This young Carrion Crow is this year's offspring of Charlie and his mate Melissa. He is known as Kevin, though of course he may be a girl crow. Although crows are nervous birds, he has learned from his parents that some humans can be trusted. He is eating dried mealworm pellets out of Paul Turner's hand.
Paul had also seen three of the Hobbies, one of them at the top of a plane tree eating a small bird. By the time I arrived it had finished its meal, but had also come down to a lower branch where it was possible to get a reasonable picture.
This Greylag Goose on the Serpentine was chewing a twig which had fallen into the lake, for no reason that I could discover. It continued to do this for several minutes, sometimes going away and returning.
The young Grey Wagtail was at the east end of the Serpentine, running up and down the shore and around the floating baskets of water plants.
The single Great Crested Grebe chick in the same area was resting while waiting for its parents to bring food. The young birds are strangely flat, and look like floating bath sponges to which the head of an unrelated bird has been attached.
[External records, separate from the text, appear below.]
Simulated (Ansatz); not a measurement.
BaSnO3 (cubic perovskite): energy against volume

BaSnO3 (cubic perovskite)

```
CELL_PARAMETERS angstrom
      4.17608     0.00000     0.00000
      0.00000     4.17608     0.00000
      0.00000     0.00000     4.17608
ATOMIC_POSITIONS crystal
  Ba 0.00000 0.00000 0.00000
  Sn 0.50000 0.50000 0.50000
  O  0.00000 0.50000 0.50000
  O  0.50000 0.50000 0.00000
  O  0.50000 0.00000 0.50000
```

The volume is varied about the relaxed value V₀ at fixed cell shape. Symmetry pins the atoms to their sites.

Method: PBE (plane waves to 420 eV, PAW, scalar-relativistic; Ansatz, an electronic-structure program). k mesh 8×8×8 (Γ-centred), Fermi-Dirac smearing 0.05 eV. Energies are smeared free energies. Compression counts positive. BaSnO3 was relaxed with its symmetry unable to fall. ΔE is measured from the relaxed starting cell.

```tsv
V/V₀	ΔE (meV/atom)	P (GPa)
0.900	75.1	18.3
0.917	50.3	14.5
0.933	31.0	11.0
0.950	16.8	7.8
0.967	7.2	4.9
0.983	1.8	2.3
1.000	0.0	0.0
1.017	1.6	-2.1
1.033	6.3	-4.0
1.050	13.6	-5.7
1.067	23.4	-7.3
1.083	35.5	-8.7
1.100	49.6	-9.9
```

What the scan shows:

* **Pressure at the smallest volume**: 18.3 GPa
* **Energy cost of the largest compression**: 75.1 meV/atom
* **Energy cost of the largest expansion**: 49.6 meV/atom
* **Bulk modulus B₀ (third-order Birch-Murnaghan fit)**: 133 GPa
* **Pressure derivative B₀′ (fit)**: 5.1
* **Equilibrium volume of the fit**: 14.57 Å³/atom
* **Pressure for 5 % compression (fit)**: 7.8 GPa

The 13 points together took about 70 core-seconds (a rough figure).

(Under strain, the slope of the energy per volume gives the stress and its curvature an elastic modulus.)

A Grey Heron was preening itself on one of the fence posts around the permanent reed bed near the Lido. There was only room for one foot, but that is no problem for a heron.
For the past few days there has been a large flock of Long-Tailed Tits moving slowly around the bushes at the bottom of Buck Hill, followed by other small birds.
The larger tits in the flock come out for food when I pass, but Long-Tailed Tits have absolutely no interest in humans, and treat them as if they didn't exist. This allows you to get quite close for a photograph.